It is indisputable that the freely elected Volkskammer took the unanimous position that it was impossible to reverse the expropriations carried out between 1945 and 1949. Not that we regarded those expropriations as justified. We always said that one cannot make up for old injustice with new injustice. The announcement of general restitution would have been received as a new injustice. But, it is said, a large portion of the expropriated land had become national property! That land wouldn’t have been taken away from anyone. It was, however, being worked by the LPGs*, and the rural population viewed it as “their land.” Although the LPGs had come about through massive repression, they had gained acceptance in the meantime.

We did not wish to upset the conditions in the countryside, and had we announced something along the lines of general restitution, it would have resulted in unforeseeable consequences. I do not rule out terrorist excesses. I exaggerate? The revolution remained peaceful, but in 1990 the GDR was a volcano. After a number of death threats, the most important GDR politicians were receiving personal protection. In the summer of 1990 there were problems selling pork, because the Soviet Union no longer took any of it. That was enough to spark heated demonstrations by farmers, during the course of which the agriculture minister’s car was wrecked. This provides an inkling of what the repeal of land reform would have unleashed.

We had noted with relief that the Stasi and the SED functionaries had withdrawn in resignation and disappointment. Had they found an issue over which to make common cause with those afraid of losing their rights, it could have turned out otherwise. The decisive slogan was already on everyone’s tongue: “Sell-out of the GDR.” If anyone had said: “But restitution is also advantageous for you!,” he would have merely poured oil on the fire – and he would have been wrong. After all, East German agriculture is competitive today, and what industry was missing above all could not be conjured up by the original owners either: markets for their products. We do not know who shot Detlev Carsten Rohwedder. The target, at any rate, was the chief of the Treuhand.
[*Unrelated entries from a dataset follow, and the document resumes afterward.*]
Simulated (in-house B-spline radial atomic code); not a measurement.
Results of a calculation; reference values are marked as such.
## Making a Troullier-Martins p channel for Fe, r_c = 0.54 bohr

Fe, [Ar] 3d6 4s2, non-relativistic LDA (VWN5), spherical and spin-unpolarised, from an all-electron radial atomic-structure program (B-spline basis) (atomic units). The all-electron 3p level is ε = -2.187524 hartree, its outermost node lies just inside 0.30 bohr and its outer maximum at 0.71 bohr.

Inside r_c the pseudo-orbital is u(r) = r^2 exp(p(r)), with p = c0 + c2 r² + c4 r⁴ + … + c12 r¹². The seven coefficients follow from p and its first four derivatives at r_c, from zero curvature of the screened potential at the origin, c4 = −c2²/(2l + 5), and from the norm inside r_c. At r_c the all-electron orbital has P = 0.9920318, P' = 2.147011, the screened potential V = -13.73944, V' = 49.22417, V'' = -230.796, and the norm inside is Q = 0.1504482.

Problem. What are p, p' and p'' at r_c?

The property question was one of the main topics during the campaign leading up to the Volkskammer elections on March 18, 1990. In 1990, there were two fears that GDR citizens associated with the longed-for unification: the fear of expropriation and the fear of devaluation. The PDS had eagerly stoked both fears. The office of the Minister President received approximately the same number of letters on both issues: about 8,000 each. The fear of joblessness was added to this later.



* Acronym for Landwirtschaftliche Produktionsgenossenschaft, a term for large, collectivized farms in the former GDR – eds.